Spokane magicians find the trick to creating wonder
One might say Brendan Smith has eyes in the back of his head.
First, he literally has an eye tattooed on the back of his head. But he also seems to have a second sight, pulling thoughts from someone else’s mind during a mentalism and magic performance. Part storefront psychic, part Sherlock Holmes, Smith gazes in his volunteer’s eyes, reads reactions and tells his spectator their favorite color, the name of someone close and a favorite place – all merely thought of, never spoken. The audience doesn’t know whether to gasp or applaud. They do both.
But that’s not the real trick. Off stage, Smith reveals the secret is being able to stand and speak to a group of people.
“I’ve suffered from social anxiety that has gotten worse as I’ve become an adult,” Smith said.
Smith found his support group in the Spokane Magic Club. It’s a local chapter of the International Brotherhood of Magicians, a worldwide group of professionals and hobbyist conjurers with local groups, called Rings. It meets twice a month and also puts on public shows and competitions, such as the Close-Up Contest, where Smith participated on a recent Saturday.
“I’ve only performed three times in front of crowds,” Smith said. “But each time, it’s something I can look back on. Now when I feel that anxiety welling up in me, I can say, ‘I performed on a stage. I can do it.’ ”
The Spokane Magic Club formed after Expo ’74 and became IBM Ring 225. Similar groups meet in more than three dozen countries and nearly every state. Other Rings are registered in Tacoma, Seattle and Lynnwood, Washington.
“Not everyone is a magician, though a lot of them are, like a number of them are actually just lovers of magic,” said Lam Chan, a 20-year member of Spokane Magic. “They don’t do any magic themselves, but they just like coming to the club.”
Chan won the Close-Up Contest for the sixth time during the 2025 gathering Oct. 18. Still, he’s not a full-time professional.
“I would say I’m a professional magician, although I don’t do it for a living,” Chan said. “I like to do magic on a professional level.”
Chan borrowed a dollar from an audience member. Chan vanished the dollar. He then performed the Cups and Balls, an ancient effect that historians have dated to ancient Egypt. At the end, a ball transformed into a lemon. Inside the lemon, was the same borrowed bill, recognizable by distinguished markings, that had earlier disappeared.
Live performances of magic have blossomed in recent years, boosted by social media and television shows like the CW Network’s “Penn & Teller: Fool Us” and “Masters of Illusion.”

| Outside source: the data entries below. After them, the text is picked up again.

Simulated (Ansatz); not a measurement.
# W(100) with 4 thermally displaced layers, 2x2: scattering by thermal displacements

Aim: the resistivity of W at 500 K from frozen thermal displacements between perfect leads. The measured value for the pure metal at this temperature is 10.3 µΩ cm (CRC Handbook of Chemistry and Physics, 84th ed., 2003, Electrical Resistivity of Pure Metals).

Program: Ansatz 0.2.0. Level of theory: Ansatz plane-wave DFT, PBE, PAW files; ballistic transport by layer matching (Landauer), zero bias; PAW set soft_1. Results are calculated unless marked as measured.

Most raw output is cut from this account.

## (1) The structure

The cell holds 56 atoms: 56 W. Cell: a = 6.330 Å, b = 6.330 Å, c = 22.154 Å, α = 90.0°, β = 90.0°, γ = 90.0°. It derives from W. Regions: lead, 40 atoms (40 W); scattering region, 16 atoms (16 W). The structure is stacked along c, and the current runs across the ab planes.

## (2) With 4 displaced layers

What’s really amazing, Cameron Brow said, is the reactions he gets performing live, as he does from 5 to 8 p.m. each Friday for patrons of Shawn O’Donnell’s Irish Pub.
“The social landscape has changed a lot, and while it seems to be harder to have social contacts in a person to person way, it’s also more exciting, when it happens,” said Brow, runner-up at the Close-Up Contest. “Because it’s not somebody in their phone and it’s not conversing over a comments section. It’s something happening right in front of you.”
Because magicians will tell you it’s not about the trick. It’s about how it’s done.
“I don’t want to conceal a trick – I want to create wonder,” said Julia Hunton, a Spokane magician. She crafts her magic routines around stories such as Scheherazade, who entertains a murderous king with her “1001 Nights” of stories.
“It’s about taking a world that seems in disarray and showing that anything is possible,” she said. “I don’t want to perform tricks. I want to create art.”